In a recent post on the Duct Tape Marketing blog, John Jantsch outlined 10 reasons he wouldn’t buy from you. These ranged from pricing to packaging to design to quality. Many, though, not all of these objections can be addressed with great content marketing. Let’s look at a few key areas.
If you run into objections on price it means you either haven’t properly calculated or aren’t properly presenting the value of your product or service to your target audience or you’re selling a commodity. If the latter, get out of that business fast or scale to a size where you can crush the competition on price. There is no other route to survival.
On the value side, it’s certainly true that you need to know the value – in real dollars and cents – of your offering. Don’t shoot yourself in the foot by simply guessing at this. You either leave money on the table or your sales efforts will feel like pushing water uphill.
Once you’re confident you’ve got that right, the content marketing can help you build a case for defending that value. Customer success stories, industry research, and white papers are great ways to highlight ROI numbers and other quantitative measure of a product’s value.
Telling prospects that you’re the best could be the least effective way of trying to win them over to that belief. But instilling that sense of confidence is key to winning the sale. And that may be one of content marketing’s greatest strengths.
By giving away your expertise (in judicious amounts, of course) you create a library of information that demonstrates the quality of your products and services. It’s especially powerful precisely because you’re giving it away. No selling involved. Great examples of this are informative (that’s important) and regularly updated (that’s important, too) blogs, email newsletters, columns in industry publications, and so on. Get your name out there, establish expertise, and your sales efforts will be much more highly rewarded.
Even the greatest daredevils among us are risk-averse to some degree. And most of us are much more risk-averse than your average Evel Knievel wannabe.
So knowing that your prospects don’t want to make mistakes, you should do all you can to provide assurance that the solution you’re offering will work.

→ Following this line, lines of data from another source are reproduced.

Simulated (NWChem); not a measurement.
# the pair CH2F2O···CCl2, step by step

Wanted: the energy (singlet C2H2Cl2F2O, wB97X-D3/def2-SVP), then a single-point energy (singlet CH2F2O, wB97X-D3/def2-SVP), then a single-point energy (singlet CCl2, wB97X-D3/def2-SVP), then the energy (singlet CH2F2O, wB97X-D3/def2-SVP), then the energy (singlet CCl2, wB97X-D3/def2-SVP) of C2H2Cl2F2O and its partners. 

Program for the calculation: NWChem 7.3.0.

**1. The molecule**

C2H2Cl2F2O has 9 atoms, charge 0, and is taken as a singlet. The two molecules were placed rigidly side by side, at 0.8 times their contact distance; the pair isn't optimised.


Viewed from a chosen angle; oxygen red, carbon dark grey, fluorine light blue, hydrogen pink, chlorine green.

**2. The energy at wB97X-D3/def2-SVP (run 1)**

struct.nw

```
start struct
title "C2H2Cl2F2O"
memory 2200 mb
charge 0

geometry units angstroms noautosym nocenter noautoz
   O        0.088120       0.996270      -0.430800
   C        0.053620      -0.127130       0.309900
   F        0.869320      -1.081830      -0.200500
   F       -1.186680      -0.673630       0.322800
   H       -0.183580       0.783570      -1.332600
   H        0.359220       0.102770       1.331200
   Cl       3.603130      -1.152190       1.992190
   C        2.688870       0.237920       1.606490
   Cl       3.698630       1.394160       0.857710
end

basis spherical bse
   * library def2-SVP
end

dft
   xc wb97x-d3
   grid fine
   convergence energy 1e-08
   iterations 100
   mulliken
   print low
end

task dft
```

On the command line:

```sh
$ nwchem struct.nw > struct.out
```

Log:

Showing them examples of customer success stories – particularly within their industry – is an excellent way to garner that confidence, as is a long track record of success. A long-running blog or deep library of content on your website is another great way to get prospects to move past the “what’s going to go wrong?” mindset.
There are 3 common objectives you’re likely to run into. You probably run into others, as well. It can be helpful to think of those objections and build your content marketing plan around addressing them.